Hyperparameters are any parameter in the model that affects the performance but is not learned from the data unlike parameters ( weights and biases), the only way to change it is manually by the user.
Number of nodes: number of inputs in each layer.
Batch normalization: normalization/standardization of inputs in a layer.
Learning rate: the rate at which weights are updated.
Dropout rate: percent of nodes to drop temporarily during the forward pass.
Kernel: matrix to perform dot product of image array with
Activation function: defines how the weighted sum of inputs is transformed into outputs (e.g. tanh, sigmoid, softmax, Relu, etc)

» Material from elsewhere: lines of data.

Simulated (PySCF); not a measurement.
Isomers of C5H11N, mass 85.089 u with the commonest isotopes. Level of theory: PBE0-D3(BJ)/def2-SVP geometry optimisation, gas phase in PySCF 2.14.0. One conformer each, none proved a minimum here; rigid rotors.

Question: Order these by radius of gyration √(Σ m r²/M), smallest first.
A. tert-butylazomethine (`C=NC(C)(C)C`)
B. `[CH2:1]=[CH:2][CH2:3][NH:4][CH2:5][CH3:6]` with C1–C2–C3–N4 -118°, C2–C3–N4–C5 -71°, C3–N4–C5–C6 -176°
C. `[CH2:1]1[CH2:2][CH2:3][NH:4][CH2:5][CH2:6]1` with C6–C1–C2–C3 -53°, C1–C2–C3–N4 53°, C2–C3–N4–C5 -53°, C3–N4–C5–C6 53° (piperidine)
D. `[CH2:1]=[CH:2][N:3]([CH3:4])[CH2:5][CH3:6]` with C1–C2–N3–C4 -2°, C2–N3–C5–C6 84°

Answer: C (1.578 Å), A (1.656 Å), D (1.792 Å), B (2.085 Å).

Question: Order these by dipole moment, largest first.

Number of epochs: number of passes an algorithm has to perform for training
Batch size: number of samples to pass through the algorithm individually. E.g. if the dataset has 1000 records and we set a batch size of 100 then the dataset will be divided into 10 batches which will be propagated to the algorithm one after another.
Momentum: Momentum can be seen as a learning rate adaptation technique that adds a fraction of the past update vector to the current update vector. This helps damps oscillations and speed up progress towards the minimum.
Optimizers: They focus on getting the learning rate right.
Adagrad optimizer: Adagrad uses a large learning rate for infrequent features and a smaller learning rate for frequent features.
Other optimizers, like Adadelta, RMSProp, and Adam, make further improvements to fine-tuning the learning rate and momentum to get to the optimal weights and bias. Thus getting the learning rate right is key to well-trained models.